One year ago today, this was me:
And now, this is me:
I know it sounds cliché, but I cannot believe that my little Gryffindor is ONE!
When Hermione was a newborn, everyone would tell me, “Enjoy these moments because they go by so fast!” I would just smile and nod and think, “Whatever.” But now, I see those people were right.
I don’t know if it’s because I’ve just been so busy with being a mom, but man! this year has seriously flown by! My little jumping bean is growing like a weed and my heart is simultaneously full and aching at the same time. How do parents do this?! Maybe this is why people have so many kids; they want to see as many babies grow up as they can. (Michelle and Jim-Bob Duggar, I FINALLY have you figured out!)

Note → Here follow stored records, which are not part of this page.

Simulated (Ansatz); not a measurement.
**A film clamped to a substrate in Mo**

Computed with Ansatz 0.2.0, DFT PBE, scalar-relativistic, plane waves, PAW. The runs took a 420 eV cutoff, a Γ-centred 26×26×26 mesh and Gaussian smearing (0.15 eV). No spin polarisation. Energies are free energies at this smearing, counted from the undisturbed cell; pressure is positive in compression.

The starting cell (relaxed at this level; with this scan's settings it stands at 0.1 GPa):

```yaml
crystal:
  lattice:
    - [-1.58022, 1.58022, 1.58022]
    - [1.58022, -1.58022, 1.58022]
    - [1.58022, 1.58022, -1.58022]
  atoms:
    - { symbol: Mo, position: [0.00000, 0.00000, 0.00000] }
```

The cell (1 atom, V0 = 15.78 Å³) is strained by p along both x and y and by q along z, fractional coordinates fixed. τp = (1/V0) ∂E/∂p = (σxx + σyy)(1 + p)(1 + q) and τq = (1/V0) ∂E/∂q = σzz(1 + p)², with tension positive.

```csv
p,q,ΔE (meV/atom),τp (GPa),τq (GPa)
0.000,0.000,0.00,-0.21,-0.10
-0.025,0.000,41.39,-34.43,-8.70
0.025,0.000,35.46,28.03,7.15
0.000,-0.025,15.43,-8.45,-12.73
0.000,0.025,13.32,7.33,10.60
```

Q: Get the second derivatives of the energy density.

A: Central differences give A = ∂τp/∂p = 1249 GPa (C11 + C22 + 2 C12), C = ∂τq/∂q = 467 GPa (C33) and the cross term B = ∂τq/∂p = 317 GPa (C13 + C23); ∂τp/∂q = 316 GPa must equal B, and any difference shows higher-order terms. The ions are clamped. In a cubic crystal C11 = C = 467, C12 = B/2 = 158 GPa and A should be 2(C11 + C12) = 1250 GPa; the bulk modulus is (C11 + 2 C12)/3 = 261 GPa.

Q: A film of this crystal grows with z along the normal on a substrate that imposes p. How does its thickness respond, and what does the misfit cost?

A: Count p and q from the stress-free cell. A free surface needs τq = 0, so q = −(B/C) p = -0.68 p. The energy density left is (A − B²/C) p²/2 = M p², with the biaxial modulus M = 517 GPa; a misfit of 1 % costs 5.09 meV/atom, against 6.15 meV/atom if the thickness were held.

I know that the next few years will go by fast, and in an effort to make sure I am able to reminisce to Hermione all of the wonderful things her first year of life has brought to me, I will now share An Open Letter to My Daughter:
My Dearest Hermione,
Today is your first birthday! I can’t believe it; it seems like yesterday I was standing in the bathroom, watching your daddy dance with delight at the positive pregnancy test that lay on the counter. I remember sharing the news about you to our family and friends. Everyone was so excited! It seemed like September would NEVER come.
Daddy and I would daydream about what you would look like, what your personality would be like, and if you’d be a writer or an engineer (or a doctor!). We would lay in bed and talk about all the things we wanted to do with you and places we wanted to take you.
We were so impatient to meet you! There were many times we thought: “This is it!” But, it wasn’t. When my water broke on September 1, 2013, I was full of so many different emotions. I was excited, scared, and nervous. I couldn’t wait to hold you, but I was also so scared to have you leave the safety of my tummy. This world can be scary at times, and I was already feeling very protective of you.
You waited until you were ready to show yourself, but when you did, you made a grand entrance! When the doctor placed you on my chest, I felt joy like I had never known before. Seeing you for the first time was like seeing for the first time.
When we brought you home, we had no idea what we were doing! (We still don’t, but we can fake it pretty well, huh?) Those first few days were tough; we were just learning each other. But, we were in it together. You cried, I cried, Daddy worried about both of us, and we held each other close.
As the weeks turned into months, we started to get the hang of things. I watched as you discovered new things (like your toes) and learned how to roll, crawl, and point. I’m so amazed by how quickly you learn! You are definitely your father’s daughter; always curious and wanting to know as much as possible about the world around you. I hope you never lose that.
Everyone tells me that you are such a beauty. And, it’s true (not that I’m bias or anything). But, I hope as you grow you learn that outward beauty is not as important as inner beauty. My prayer is that you are a kind, loving, empathetic girl with a heart for The Lord and His people.
You are such an amazing little girl and I am so blessed to be your mommy! I am glad that God chose you to be mine and me to be yours. I promise to do everything I can to help you navigate through this life with courage, strength, confidence, wisdom, and love. You are the brightest little witch of your age.